The UC San Diego Hillel Center for Jewish Life hit another roadblock on Thursday night. The La Jolla Community Planning Association denied the student-based religious organization’s site development plans for a proposed student religious center near the university and several other requests associated with development and continued operation.
The La Jolla Community Planning Association denied the application citing that the site development permit was noncompliant with code use in a residential neighborhood.
Michael Rabkin, executive director of Hillel of San Diego, and project architect Mark Steel, presented plans for a phased project of three-buildings, totaling 6,600 square feet on a vacant 0.76-acre site near UC San Diego. The proposed development and land would be used as a UC San Diego Jewish student center and is located on the south side of La Jolla Village Drive between Torrey Pines Road and La Jolla Scenic Way.

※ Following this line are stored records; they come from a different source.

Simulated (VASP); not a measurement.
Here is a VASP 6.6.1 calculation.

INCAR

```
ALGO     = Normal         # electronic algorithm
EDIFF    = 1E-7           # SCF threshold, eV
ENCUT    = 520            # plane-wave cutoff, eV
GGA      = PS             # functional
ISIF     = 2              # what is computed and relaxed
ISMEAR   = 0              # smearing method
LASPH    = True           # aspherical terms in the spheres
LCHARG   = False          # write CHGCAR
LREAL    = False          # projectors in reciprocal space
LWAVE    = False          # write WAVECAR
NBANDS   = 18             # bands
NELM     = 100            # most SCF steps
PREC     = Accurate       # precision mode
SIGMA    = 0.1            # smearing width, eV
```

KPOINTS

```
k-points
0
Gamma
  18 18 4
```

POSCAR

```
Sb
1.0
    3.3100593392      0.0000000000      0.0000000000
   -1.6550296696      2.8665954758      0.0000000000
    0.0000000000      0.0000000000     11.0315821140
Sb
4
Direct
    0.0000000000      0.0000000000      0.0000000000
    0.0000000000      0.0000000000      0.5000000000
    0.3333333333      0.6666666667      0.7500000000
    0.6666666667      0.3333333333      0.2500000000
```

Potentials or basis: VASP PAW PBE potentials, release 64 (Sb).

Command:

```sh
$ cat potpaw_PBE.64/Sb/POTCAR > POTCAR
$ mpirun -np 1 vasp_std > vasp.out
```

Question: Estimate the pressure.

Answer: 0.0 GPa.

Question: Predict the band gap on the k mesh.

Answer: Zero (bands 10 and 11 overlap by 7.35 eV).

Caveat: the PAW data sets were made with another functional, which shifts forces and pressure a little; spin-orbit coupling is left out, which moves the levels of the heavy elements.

“We have members of the community here who are Jewish students at UCSD, who need and deserve a permanent religious space,” said Rabkin Thursday night. “We are constitutionally prohibited from building such a space on campus at UCSD and these are people and students who are apart of the La Jolla community.”
Rabkin added that the proposed development of religious space is an appropriate and allowable use in a single-family residential zone. He said that the proposed Jewish student center complies with all regulations in the land development code.
“This is not a fraternity or sorority house or a student center. This is a place for students to explore their religious journey, to find meaning and purpose to their lives, and also to organize community service projects,” said Rabkin. “They want to give back to the community, not disrupt it.”
However, the La Jolla Community Planning board denied each request associated with development of the new facility.
“I find this use incompatible with (residential) zoning in the neighborhood,” said Jim Fitzgerald, a Community Planning trustee. “Hillel is a great organization. That has never been an issue. They do deserve a place to meet.”
However, Fitzgerald said he is concerned that if the Community Planning Association approved this request by Hillel it would set a precedent and have a cumulative effect. He said an approval on this project would welcome any other student organization with a religious affiliation to move off campus and into the residential neighborhoods, and each applicant would need to be given the same consideration.
“Once you approve a project in a residential area like this, it would be hard to deny any other institution,” said Fitzgerald.
Community Planning Association trustee Joe LaCava echoed that Hillel’s permit application was noncompliant with code use. LaCava said the project is more of an institutional use, rather than a religious use, which is allowed in this residential neighborhood.
UC San Diego Hillel has been before several other La Jolla community organizations, including the Traffic and Transportation committee, and met similar concerns.
It also has been met by opposition by neighbors and members of the Taxpayers for Responsible Land Use.
Julie M. Hamilton, an opponent of the proposed project and member of the Taxpayers for Responsible Land Use, said this proposed project does not belong in this location.
“TRLU supports Hillel. It supports the purpose of Hillel and supports the benefit of Hillel, but it does not belong on this project site,” she said.